Re: [blogite] Pingback misc

Date view Thread view Subject view Author view Attachment view

From: Jim Dabell (jim-blogite@jimdabell.com)
Date: Sun Sep 08 2002 - 19:27:13 BST


-----BEGIN PGP SIGNED MESSAGE-----
Hash: SHA1

On Saturday 07 September 2002 5:32 pm, Aquarion wrote:
> On Sat, Sep 07, 2002 at 04:38:04PM +0000, Jim Dabell wrote:
[snip]
> > Surely the overhead for HEAD in this context is negligable?
>
> Our greatest overhead, since we are on webservers with assumably decent
> connections, is looking up the domain. Getting it twice is silly.

Caching domain lookups is fairly commonplace, and you are assuming that the
requests aren't done in the same TCP connection.
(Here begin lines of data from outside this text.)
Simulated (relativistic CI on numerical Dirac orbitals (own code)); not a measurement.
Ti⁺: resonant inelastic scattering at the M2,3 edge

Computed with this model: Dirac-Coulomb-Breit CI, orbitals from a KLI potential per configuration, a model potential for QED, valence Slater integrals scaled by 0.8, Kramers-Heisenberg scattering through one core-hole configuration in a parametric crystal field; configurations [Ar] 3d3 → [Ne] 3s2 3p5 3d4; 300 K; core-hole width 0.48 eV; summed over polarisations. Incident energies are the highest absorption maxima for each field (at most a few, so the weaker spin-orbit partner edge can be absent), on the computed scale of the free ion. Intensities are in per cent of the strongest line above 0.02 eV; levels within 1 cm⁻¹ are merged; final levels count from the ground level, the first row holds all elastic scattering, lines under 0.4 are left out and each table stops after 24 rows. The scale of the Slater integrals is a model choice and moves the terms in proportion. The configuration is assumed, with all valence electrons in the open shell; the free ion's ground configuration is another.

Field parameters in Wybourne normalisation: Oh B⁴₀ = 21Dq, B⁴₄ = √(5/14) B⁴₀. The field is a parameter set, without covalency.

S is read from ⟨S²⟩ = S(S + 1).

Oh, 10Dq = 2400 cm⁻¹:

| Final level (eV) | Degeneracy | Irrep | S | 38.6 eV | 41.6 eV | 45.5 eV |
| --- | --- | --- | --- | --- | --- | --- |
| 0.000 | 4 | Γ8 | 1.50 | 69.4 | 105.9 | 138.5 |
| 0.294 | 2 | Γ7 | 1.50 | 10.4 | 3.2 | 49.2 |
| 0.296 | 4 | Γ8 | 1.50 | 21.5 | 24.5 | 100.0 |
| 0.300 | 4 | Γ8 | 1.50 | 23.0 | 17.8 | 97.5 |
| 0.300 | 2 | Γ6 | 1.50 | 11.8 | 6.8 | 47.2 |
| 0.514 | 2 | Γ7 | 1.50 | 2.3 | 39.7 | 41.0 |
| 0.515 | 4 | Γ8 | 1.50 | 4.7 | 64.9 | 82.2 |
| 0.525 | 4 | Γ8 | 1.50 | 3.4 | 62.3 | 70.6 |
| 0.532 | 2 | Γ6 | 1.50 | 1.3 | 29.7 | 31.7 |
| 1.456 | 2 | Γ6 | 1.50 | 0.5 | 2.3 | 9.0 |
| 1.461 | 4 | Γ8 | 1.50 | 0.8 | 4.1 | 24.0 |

> As for the static argument, MT - for example - turns archives into
> static HTML files so it doesn't have to work at /all/ to render them,
> which is a monumentally cool idea. Putting things in the headers of
> these is difficult without playing with apache directives.

Good point.

> > > Also remember that you can read data from a socket line by line (or
> > > character by character if needs be). This means that you can close
> > > the socket connection from the GET request the moment you receieve a
> > > <link rel="pingback" element OR you hit the </head> tag (as the link
> > > element will not appear past that point). This means the overhead
> > > isn't actually that bad.
> >
> > Think about all the screwed up html without </head> or <body>, coupled
> > with thousands of keywords etc. Sure, you can drop the connection
> > after 32k or whatever, but that's a big difference to a few lines of
> > HTTP headers. You could also require that the <link> is the first
> > element of <head>, but I think adding parsing requirements on top of
> > standard html is a mistake.
>
> Er, no.
>
> Epistula's implementation of pingback (In the pinging of servers) does
> this:
>
> Open socket, or die screaming.
> Start reading by line. If we have a <link>, record it, and drop out of
> loop.
> Otherwise, read next line and try again until:
> a) We have a <link> (/\<link rel\=\"pingback\"
> href\=\"http:\/\/(.*)\"(.*)(\/?)>/i)
> b) We have a <body> (Not yet implimented, but planned)
> c) We have an EOF
> d) We have read 50 lines.
> Close connection, Do whatever I want to with loop.
> (PHP Code at http://www.aquarionics.com/src/admin/addentry.phps,

Well that breaks when:

a) you have commented out your pingback element

b) you don't have rel as the first attribute (for instance, the xslt
processor I use reverses the order of the attributes in some instances)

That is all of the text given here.